Passionless Moments is a lighthearted series of vignettes sharing people’s fleeting thoughts. Jane Campion combines a serious documentary style with a whimsical look at the small moments people experience everyday.

Curator’s notes

This short film reveals a beautiful oddness in mundane situations. In a 1989 Positif interview with Michael Ciment, Jane Campion explained that she and co-writer Gerard Lee 'wanted to show sweet ordinary people that you rarely see on the screen and who have more charm than better known actors’. The film has a witty, detached ironic tone and a surreal focus on the ordinary detail of lives in suburbia. It plays with narrative point of view, suspending the audience between dispassionate observation and an intimate awareness of the characters’ subjective states.

Campion playfully borrows from the documentary genre. The full opening title reads 'Passionless Moments recorded in Sydney, Australia, Sunday October 2nd’. An authoritative sounding BBC ethnographer-style narrator uses phrases like ‘the filmmakers discovered …’ to suggest that the film is observational. This notion is beautifully absurd, as the narrator coolly reports on the characters’ interior monologues and unspoken, incidental thoughts. Nor is the camera simply observational, doing things like hiding under beds and illustrating what the characters see and think.

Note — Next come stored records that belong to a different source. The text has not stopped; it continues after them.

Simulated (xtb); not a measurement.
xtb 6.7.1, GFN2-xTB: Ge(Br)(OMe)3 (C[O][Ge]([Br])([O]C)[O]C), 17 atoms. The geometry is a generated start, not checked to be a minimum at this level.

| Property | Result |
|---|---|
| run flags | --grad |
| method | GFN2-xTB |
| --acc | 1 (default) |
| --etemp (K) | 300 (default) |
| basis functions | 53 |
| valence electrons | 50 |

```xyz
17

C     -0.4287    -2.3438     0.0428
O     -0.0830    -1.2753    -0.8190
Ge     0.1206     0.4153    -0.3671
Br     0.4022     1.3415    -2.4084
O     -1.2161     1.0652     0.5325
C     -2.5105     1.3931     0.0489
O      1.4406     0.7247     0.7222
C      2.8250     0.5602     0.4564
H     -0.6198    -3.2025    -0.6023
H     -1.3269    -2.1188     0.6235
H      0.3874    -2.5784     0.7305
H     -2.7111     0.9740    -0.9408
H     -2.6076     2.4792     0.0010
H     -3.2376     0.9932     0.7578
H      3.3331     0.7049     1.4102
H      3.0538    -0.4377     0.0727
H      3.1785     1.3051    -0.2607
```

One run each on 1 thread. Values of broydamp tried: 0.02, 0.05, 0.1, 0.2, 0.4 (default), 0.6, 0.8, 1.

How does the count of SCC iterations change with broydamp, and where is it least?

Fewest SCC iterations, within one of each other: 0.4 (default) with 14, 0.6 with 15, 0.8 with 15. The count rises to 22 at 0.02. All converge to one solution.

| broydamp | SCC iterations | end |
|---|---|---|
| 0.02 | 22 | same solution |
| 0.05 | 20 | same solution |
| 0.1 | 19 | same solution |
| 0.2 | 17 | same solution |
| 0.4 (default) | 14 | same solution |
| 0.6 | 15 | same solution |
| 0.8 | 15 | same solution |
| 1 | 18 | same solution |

Passionless Moments won a 1984 AFI Award for Best Experimental Film. It was part of the group of films that marked Campion’s breakthrough at the Cannes Film Festival in 1986, screening in the Un Certain Regard section alongside A Girl’s Own Story (1983) and her ABC telemovie Two Friends (1986). In the same year An Exercise in Discipline: Peel (1982) won the Palme d’Or for Best Short Film.

Campion’s feature films include Sweetie (1989), The Piano (1993), The Portrait of a Lady (1996), Holy Smoke! (1999), In the Cut (2003) and Bright Star (2009).